Rogue Mutt, diehard commenter/diehard Detroit Lions fan weighed in on the first entry in this series with this analysis:
If the Bills can't beat the Lions (who not only have TIED their own record for futility on the road but are down to either third QB Drew Stanton, a starter with a bad shoulder, a backup with a broken nonthrowing arm, or picking some guy off the street) in Buffalo then they are going 0-16
Rogue Mutt, your industry shouldn't just be accounting, it should be psychicing. Psychickry? Psionics? Whatever... because the second installment in this series of Great Losers And Greater Losers is Great Loser Quarterbacks! A look at two quarterbacks who, in their incredible ineptitude managed to transcend the ordinary qualities of suck-osity that mark a regular loser -- and are therefore appropriately symbolic of this week's showdown between the last team to go 0-for-Everything and the next.
Up first: The Legendary (?) T.J. Rubley: T.J. Rubley was the sixth of six brothers, all of whom played quarterback in their time, but none of whom, presumably, played it with the elan that T.J. brought to the position:
That was Rubley with the Ducks. After college, Rubley began his pro career with the Rams, then went to the World League and the CFL before landing with the Packers. His career stats in the NFL show a lifetime quarterback rating of 78.1, marking him as marginally efficient, with five fumbles in the 10 games he appeared in -- marking him as slippery fingered.

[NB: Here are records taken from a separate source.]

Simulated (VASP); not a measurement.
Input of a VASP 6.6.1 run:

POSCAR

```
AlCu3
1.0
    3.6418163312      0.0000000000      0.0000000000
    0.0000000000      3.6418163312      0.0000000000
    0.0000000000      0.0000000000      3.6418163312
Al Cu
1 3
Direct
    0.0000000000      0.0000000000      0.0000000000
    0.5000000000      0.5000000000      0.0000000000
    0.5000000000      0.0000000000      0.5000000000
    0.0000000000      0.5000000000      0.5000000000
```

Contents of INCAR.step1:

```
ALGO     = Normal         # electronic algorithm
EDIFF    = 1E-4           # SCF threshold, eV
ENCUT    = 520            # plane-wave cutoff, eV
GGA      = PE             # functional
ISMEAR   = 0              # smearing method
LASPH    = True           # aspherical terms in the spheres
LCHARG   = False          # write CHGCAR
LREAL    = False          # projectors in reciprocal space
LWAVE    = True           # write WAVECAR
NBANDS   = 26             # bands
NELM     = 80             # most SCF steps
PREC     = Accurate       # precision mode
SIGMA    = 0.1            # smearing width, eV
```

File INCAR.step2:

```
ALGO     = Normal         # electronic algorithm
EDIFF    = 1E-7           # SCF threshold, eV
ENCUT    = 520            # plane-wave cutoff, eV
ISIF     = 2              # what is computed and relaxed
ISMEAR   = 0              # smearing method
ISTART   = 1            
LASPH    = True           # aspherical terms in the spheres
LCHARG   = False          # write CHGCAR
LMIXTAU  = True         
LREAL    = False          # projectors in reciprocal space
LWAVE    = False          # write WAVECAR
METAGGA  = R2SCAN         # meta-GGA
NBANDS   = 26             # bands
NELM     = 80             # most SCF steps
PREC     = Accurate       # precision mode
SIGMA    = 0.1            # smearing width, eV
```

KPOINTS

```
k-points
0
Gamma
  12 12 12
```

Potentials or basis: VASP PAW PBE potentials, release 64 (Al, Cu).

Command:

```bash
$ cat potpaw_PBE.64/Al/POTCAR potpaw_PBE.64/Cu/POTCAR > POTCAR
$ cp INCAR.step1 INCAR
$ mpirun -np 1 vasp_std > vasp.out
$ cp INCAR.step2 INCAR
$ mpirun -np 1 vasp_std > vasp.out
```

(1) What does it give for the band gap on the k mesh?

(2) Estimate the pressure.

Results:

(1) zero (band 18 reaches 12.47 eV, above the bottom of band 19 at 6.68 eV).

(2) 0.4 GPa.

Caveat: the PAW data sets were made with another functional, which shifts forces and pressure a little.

But that's not enough to make Rubley a grand loser; after all, he did make it to the NFL, something only about 1600 athletes per year get to do, and Rubley would've been remembered not at all if it wasn't for one fateful play, in 1995. The Packers were playing the Vikings that day, and Rubley was #3 on the Green Bay depth chart, behind a Not-Yet-Sexting (Hopefully) Brett Favre and Ty Detmer. When Favre got injured and then Detmer got injured, too, Rubley got his big chance. With the game tied 24-24 and under a minute remaining, and the Packers on the Vikings' 38, Coach/Walrus Impersonator Mike Holmgren called a QB sneak -- but Rubley audibled to a roll-out pass, tossing a lame duck that was intercepted by the Vikings
Rubley wasn't the only person to blame in the game: Favre had two interceptions and a fumble, and Detmer had thrown an interception, too -- but only Rubley was cut the next morning, and only Rubley never took another snap in an NFL game again: he was on the Broncos' roster the next year, but that was the end of his career.
It might have been his personality that sealed his fate -- consider this quote from Rubley's past, when interviewed about his college career, answering a question about getting frustrated by high school players on his old team not knowing what to do:
"High school was very difficult for me, learning the college game and playing with high school kids...Kids wouldn't do what they were supposed to, and I was like, 'What the hell?' "
I imagine that's exactly what Holmgren said about the audible.
Not all failure leads to ignominiously (nice word, right?) being cut on the drive back from the Mall of America. Just ask Rob Johnson, who has quarterbacked at least three teams, by my count -- and none of them well.
Rob, who's middle name is Garland, and I just felt like mentioning that, was a Jaguars' backup whose college career as a Heisman hopeful didn't seem to carry over to NFL esteem -- he was picked 99th in the draft in 1995, and couldn't overtake Non-Immortals Steve Beuerlein and Mark Brunell on the depth charts. Like Rubley, though, Rob got his chance due to injuries. Unlike Rubley, Rob didn't immediately stink up the place, but instead set a record for highest completion percentage in a debut game by a quarterback.
A year later, Johnson would get his chance to help sink my beloved Buffalo Bills, going to join Wade Phillips' crusade to forever destroy that team. After a 1-3 start, Johnson was injured and Doug Flutie took over, getting the Bills into the playoffs. The next year, Johnson would play in even fewer games -- but one of those games would be when Phillips inexplicably started Johnson over Flutie in a playoff game against Tennessee. Johnson boasted before that game that he didn't need to worry about then-great Jevon Kearse, and learned early in the game how wrong he was: The QB Bills' fans would call "Robo-Sack" gave up a safety to Kearse early in the game.
Johnson wasn't done wrecking the Bills until 2002, when he joined Tampa Bay, and actually helped lead the Bucs to a victory over the Bears -- showing his uncanny penchant for setting weird records by being the first QB of the Bucs to win a game when the kickoff temperature was below freezing. Johnson coasted to a Super Bowl ring on the backs of Tony Dungy's team that year, and then left for two forgettable years at the Redskins and the Raiders. He was briefly on the Giants' roster in preseason but never played again. His last pass attempt was against Green Bay -- a pass to Jerry Rice that fell incomplete.